This checklist describes how to set up and maintain a dividend policy.
A dividend is a payment made to a stockholder by a company from any earned profits (i.e. not from any other surplus). Companies generally use profit for two things—to reward stockholders for investing in the company or to reinvest in the business (known as retained earnings). Most companies generally reinvest a portion of the profit and pay out the rest in dividends. From the company’s perspective, the payment of dividends is the division of an asset among stockholders.
Dividends are paid out on after-tax income, although the dividends received by stockholders are usually treated as taxable income for tax purposes, depending on their country of residence. Dividends are usually settled on a cash basis, although payment often is in the form of a check. However, many companies pay dividends in the form of additional shares or offer a dividend reinvestment program that enables stockholders to use the cash dividend to buy more shares in the company.

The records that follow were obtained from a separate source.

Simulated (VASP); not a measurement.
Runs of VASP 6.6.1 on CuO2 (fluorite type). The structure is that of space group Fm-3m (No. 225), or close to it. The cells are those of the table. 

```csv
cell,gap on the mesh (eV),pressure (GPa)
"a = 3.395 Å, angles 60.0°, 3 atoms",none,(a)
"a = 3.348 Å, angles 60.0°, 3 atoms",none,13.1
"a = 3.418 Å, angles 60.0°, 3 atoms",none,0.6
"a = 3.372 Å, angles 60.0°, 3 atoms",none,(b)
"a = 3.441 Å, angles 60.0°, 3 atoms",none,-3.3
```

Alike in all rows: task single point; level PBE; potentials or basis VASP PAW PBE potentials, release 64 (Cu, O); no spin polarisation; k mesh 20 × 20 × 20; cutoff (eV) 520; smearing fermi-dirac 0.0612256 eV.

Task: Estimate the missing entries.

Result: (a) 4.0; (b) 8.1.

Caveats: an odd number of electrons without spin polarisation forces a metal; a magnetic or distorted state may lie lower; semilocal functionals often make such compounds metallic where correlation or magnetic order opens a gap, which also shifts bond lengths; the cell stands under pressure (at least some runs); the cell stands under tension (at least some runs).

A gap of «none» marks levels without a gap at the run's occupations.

The dividend is normally paid out as a fixed amount per share. Thus, each stockholder receives a dividend in proportion to his or her holding. Most companies pay dividends on a fixed schedule, such as quarterly, half-yearly, or annually. However, a company can declare a dividend whenever it chooses—this is usually known as a special dividend to distinguish it from the regular payouts.
When setting up your dividend policy, key decisions will be how frequently to pay out, what percentage of profit to distribute among stockholders, and whether you will offer them other options, such as stocks in lieu of cash. Once the policy is in place, it needs to be communicated clearly to all stockholders so that they know how often and in what form dividends will be distributed. Policies can always be amended. For example, if the company’s profits are badly hit one year, the board may decide not to pay dividends but to reinvest all the profit in the hope of better subsequent profits.
It is usual to publish the policy as a distinct corporate document for distribution in printed form. Many companies also publish the dividend policy on their websites. Amendments to the policy should be distributed in the same way.
Having a clear and transparent policy is essential for attracting stockholders. They are putting trust into a company by investing in it, and the company returns that trust by being open about what investors can expect to receive in return.
It is also important that any changes to the dividend policy, whether temporary or permanent, are communicated clearly and in a timely fashion to stockholders.
The only real disadvantage of a dividend policy is that some stockholders may be exposed to double taxation. In such a situation, stock repurchases may be more efficient if the tax rate for capital gains is lower.
Determine how frequently you will pay out dividends. Be realistic about this—don’t announce quarterly dividends if you know the cash flow patterns mean that a payout can only be made half-yearly.
Have your policy written up professionally by someone experienced in the field.
Ensure that the policy document is checked for compliance with all relevant financial regulations and laws in your territory of jurisdiction.
Dos and Don’ts
Keep the dividend policy up to date and ensure that stockholders receive regular mailings about any changes.
Inform stockholders well in advance of each payment date what percentage of profit the payout will be.
Don’t amend dividend policy without good reason or telling your stockholders why.